Friday, April 2, 2010

Posh food is just a genre.

In a 2009 issue of Esquire magazine British columnist David Baddiel said that as kids we never voluntarily choose to eat gourmet food, but were in fact yanked kicking and screaming from restaurants if mummy tried shovelling forest fungi and goose liver down our throats. Instead, he opined, little ones gravitate towards unidentifiable nuggets or edible objects coated with sugar or salt. “As a kid, I didn’t know what a nice taste was.” Somewhere along the way, we ignored our taste buds and idolised the food darlings of the moment, not fully knowing whether we should like it or if we actually do like it.

When I first started writing about food professionally, I was eating out all the time at expensive gourmet restaurants. Nothing short of Peter Lam’s newest haunts or some celeb chef-touted mega-diner would do. I bought into the majesty of the Michelin Guide. For some time, I thought food at high calibre restaurants was actually better food. It is haute cuisine after all. It took more than a few bites for me to realise that a $20 burger was as satisfying as a $300 Kobe beef/ foie gras burger with truffle jus. But at the time I convinced myself that an expensive burger was by definition a better burger. I believed that money equals quality. If I made the same comparison with people, would you see the fault in my thinking? After more time comparing fancy restaurant to their cheap eats counterparts, I decided that this was all bullshit.

The biggest piece of evidence lies in the ingredients. I’ve met a food supplier who has a monopoly on produce in Hong Kong. He sells the same pre-washed mixed salad greens to posh restaurants around the city as he does to the fast food chains. The pedigree of the ingredients is exactly the same. Sadly, what we end up paying for is ambiance and extortionate rent.
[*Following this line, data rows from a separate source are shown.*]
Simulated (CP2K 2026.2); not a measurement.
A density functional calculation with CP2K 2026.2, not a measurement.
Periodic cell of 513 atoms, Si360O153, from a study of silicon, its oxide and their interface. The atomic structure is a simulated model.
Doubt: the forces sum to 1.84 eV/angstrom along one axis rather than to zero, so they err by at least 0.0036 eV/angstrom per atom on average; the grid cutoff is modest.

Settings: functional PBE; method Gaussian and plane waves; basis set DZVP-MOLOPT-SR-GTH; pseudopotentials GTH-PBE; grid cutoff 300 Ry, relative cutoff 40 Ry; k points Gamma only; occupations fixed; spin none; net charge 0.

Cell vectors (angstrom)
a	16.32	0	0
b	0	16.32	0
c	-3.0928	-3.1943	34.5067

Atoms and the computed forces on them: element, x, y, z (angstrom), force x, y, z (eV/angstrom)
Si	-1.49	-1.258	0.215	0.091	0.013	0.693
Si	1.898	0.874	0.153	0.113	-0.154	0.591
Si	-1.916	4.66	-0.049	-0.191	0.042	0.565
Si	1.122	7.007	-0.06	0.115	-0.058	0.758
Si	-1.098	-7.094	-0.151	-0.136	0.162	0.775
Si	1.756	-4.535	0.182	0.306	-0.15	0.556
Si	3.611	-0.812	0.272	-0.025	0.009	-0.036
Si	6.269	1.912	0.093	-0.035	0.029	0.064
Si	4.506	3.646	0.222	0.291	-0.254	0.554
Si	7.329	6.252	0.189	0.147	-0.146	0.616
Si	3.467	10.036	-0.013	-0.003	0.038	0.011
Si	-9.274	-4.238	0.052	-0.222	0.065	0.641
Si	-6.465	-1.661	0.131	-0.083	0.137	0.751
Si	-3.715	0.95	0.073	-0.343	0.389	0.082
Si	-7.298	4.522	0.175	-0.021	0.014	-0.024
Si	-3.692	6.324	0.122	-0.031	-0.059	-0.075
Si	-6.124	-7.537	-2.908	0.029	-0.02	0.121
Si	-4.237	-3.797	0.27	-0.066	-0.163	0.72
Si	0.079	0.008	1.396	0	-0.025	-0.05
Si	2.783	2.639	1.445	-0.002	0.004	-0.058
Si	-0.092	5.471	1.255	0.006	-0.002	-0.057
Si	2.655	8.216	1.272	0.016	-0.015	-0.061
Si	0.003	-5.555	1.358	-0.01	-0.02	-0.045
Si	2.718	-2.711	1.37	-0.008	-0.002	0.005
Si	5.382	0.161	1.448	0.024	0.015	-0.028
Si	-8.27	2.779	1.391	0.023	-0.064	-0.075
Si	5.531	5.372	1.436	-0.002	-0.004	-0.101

Baddiel’s message to his readers was essentially this: expensive food is not better food, but simply another genre of food. If we classified posh food like we do Indian or Japanese or New York pizza, then we see it a whole different way. Fancy food is just that: a classification, not a level.

In Hong Kong is it not uncommon to order from the top two most expensive dishes at pricey diners. When I ask restaurateurs what that is all about, the answer I usually get is “saving face.” So what we are really talking about is who can afford what, or what your expensive choices say about you as a person. It’s not necessarily about good food at all.

This was all very annoying. Is price really the best way of judging taste? Or does status override all other elements? This made me think of all the restaurants out there pushing Wagyu beef, D'Artagnan duck breast, Hudson Valley foie gras, alba white truffles, bluefin tuna, great white’s shark’s fin, and gold-leafing to add extra zeros to the dishes.

When you look at posh food as just being a genre of food, and not better food, then we lose the class status built around it and we appreciate taste. I’ve sat at many fine diners wondering why the dim sum meal I was having would be considered better than one I could get at Maxim’s. Just because something is delivered in a dome and topped with a sprinkling of parsley, doesn’t mean the taste will be heightened one bit. This is why those who visit the supposedly top restaurants in the world are often disappointed. Can you really taste that the five-week old lamb was massaged everyday before slaughter? Or that the bean puree was made with Icelandic water, and not straight from the tap? Or that the shrimp is from the northern waters of Japan? Hand on heart, it all taste the same. These are just devices to load bland nouns (lamb, beans, shrimp) with adjectives or, worse still, with overtones of excessive refinement.

I hear chefs barking. But they would agree with me that there is no such thing as high- or low-brow food, only good or bad. Whenever I’ve dined with chefs, it is rarely in a fancy environment. We are almost always sitting on a plastic stool, sharing a wet-nap, and slurping incredible, cheap meals. They know how to eat well, and they know it doesn’t cost an arm and a leg to eat there. It’s time we did the same.